Deep Thought

If “open” is good at making others loose, and less than free is the model for things outside your core revenue stream, why isn’t Microsoft giving away free advertising?

Abstracterrific!

Dan McKinley takes a look under the covers of a couple Python PostgreSQL abstraction layers:

Database client drivers intended for the same database can do drastically different things. By Python standards, the Postgres driver situation is completely schizo. There are a lot of them available - there are five dedicated Postgres drivers listed on the wiki, as opposed to just one for MySQL. People might choose different drivers for licensing reasons, for religious reasons, randomly (because they never did any analysis like I am about to do), or for completely inscrutable reasons because they are just plain out of their minds. You really would not believe how much blood I have seen spilled over Postgres client drivers.

Read it!

Goo Smart by Half

I typed “postgis” into Google this evening, and in addition to the exquisitely organized first entry there were two ads, one relevant (EnterpriseDB, the Postgres company) and one seemingly utterly random, for an English language school.

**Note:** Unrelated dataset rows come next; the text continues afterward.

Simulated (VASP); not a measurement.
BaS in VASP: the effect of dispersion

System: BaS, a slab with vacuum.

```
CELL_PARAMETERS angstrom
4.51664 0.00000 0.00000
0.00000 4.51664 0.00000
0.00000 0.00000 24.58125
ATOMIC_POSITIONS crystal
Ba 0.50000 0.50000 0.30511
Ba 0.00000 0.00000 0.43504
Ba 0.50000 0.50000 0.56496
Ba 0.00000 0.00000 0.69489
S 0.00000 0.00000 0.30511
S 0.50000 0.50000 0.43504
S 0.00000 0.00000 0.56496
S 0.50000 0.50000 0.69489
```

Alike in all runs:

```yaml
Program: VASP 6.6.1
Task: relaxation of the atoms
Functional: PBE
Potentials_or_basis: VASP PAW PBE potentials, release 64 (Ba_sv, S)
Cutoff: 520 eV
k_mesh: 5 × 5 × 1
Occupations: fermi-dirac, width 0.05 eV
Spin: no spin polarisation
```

Has the Google algorithm made a mistake? How is this relevant? Well, the language school is in Victoria, BC, birth-place of PostGIS, but it gets better than that.

Here’s a picture of their sign, which I walked past every morning for almost five years, since the school shares a building (1207 Douglas Street) with Refractions Research, birth-company of PostGIS.

But wait, there’s more! The name of the school is “GEOS Language Academy”, and the GEOS spatial library was also created in Victoria, specifically to bring spatial predicate algorithms to PostGIS!

Poor Google algorithm, you never stood a chance.

PgPatch!

It’s not much, but it’s not nothing, my first ever patch to PostgreSQL proper is part of yesterday’s 8.4.2 release:

Fix incorrect logic for GiST index page splits, when the split depends on a non-first column of the index (Paul Ramsey)

It was just a minor syntax error I found because I was reading through that section of the code very, very, very closely (it’s true, I copy the work of smarter people than I) while implementing the indexes for GEOGRAPHY in PostGIS 1.5.

Extra, extra, PostGIS Really Fast!

Because, frankly, I love nothing more than approbation, I am going to quote this comment on “Much Faster Unions in PostGIS” in full:

This is a truly spectacular piece of work. We have often been asked by clients to buffer and merge point datasets with several million points. We attempted this using ArcWhatever (could barely open the points, let along buffer them) and FME, which ran for a week and then gave an out of memory error. So, I do the whole configure, make, make install thing, 4 times, for postgres, goes, proj4 and postgis. After a lot of swearing and running ldconfig a few million times I eventually get postgis to accept that geos really is installed – MySQL might have more limited spatial functionality, but it sure is a lot easier to build from source. Anyway, I digress. I run a few random queries using the excellent generate series capability in postgres, and manage to create, buffer and merge 100,000 points in a few seconds. Finally, I try this on a real world dataset, namely all of the postal addresses in Wales, 1.4 million or so. With a 200m buffer, this ran on a reasonably pokey 64-bit linux box in 19 minutes. Truly astonishing. Well done. Much as I love MySQL, this was a bit of St. Paul on the road to Damascus moment.

Full credit to Martin Davis, who implemented this technique in JTS. We just borrowed it for database land.